Monday, 13 May 2013

The Challenger...revisited

"Don't fill your mind with science. Fill your heart with love." These words, or words very much like them, are attributed to Nobel Prize-winning physicist Richard Feynman, subject of the recent BBC2 film The Challenger starring William Hurt in probably his best-ever character part. I watched it twice.

There was a profile on BBC4 recently. The man who died in Los Angeles in 1988 is reportedly returning to acclaim and popularity; a little film on YouTube, in which he talks about the beauty of understanding how something works, in this case a flower, has been receiving thousands of hits.

I have seen it and have also read chunks of the book he did with Ralph Leighton, Surely You're Joking, Mr Feynman! Adventures of a Curious Character, including the section on his experiences at Los Alamos during World War II, helping the US military to invent, on behalf of the Allies, the atomic bomb before the Nazis got there first.

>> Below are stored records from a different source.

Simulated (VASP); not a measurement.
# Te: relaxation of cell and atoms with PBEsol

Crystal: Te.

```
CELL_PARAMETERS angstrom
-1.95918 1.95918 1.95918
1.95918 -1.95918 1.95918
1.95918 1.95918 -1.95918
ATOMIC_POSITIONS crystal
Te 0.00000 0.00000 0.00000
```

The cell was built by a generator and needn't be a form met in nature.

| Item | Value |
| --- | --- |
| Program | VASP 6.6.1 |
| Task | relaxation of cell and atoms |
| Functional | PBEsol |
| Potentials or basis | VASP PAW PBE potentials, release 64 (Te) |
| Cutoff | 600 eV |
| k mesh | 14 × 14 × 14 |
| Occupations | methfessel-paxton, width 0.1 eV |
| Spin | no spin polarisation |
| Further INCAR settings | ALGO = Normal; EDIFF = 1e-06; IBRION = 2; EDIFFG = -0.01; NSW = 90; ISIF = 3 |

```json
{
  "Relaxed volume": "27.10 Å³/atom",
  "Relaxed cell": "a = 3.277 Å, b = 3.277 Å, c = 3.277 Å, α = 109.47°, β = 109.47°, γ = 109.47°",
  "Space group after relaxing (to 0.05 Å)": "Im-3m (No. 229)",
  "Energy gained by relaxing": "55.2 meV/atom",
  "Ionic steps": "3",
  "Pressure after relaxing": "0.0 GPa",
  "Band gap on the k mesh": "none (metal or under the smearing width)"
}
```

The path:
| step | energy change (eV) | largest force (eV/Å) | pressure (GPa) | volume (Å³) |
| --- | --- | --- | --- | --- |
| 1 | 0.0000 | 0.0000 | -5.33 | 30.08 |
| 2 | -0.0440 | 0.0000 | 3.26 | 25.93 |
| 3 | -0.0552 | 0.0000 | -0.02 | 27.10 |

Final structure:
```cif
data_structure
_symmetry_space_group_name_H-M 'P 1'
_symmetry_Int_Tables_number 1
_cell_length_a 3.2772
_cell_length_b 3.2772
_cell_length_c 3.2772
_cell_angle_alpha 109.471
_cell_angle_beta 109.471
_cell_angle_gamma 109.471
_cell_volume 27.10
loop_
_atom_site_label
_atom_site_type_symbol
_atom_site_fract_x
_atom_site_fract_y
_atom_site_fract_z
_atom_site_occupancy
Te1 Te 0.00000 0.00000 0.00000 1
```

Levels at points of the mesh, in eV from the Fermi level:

Feynman said in the TV profile how much he enjoyed the intensity of the work and how he had watched through a vehicle windscreen the first test explosion in Nevada - "it's only Ultra Violet light that blinds you and Ultra Violet light cannot penetrate glass". He didn't, however, enjoy the consequences when the Little Boy bomb was exploded above Hiroshima in August, 1945.

Perhaps it was that which prompted the thought that there was more to life than the power of death encaspulated in scientific equations. Like the British philosopher Alan Watts, like the American poet John Berryman, Richard Feynman was a serious man unafraid to to strike out on his own against current orthodoxies. William Hurt conveyed this brilliantly in The Challenger.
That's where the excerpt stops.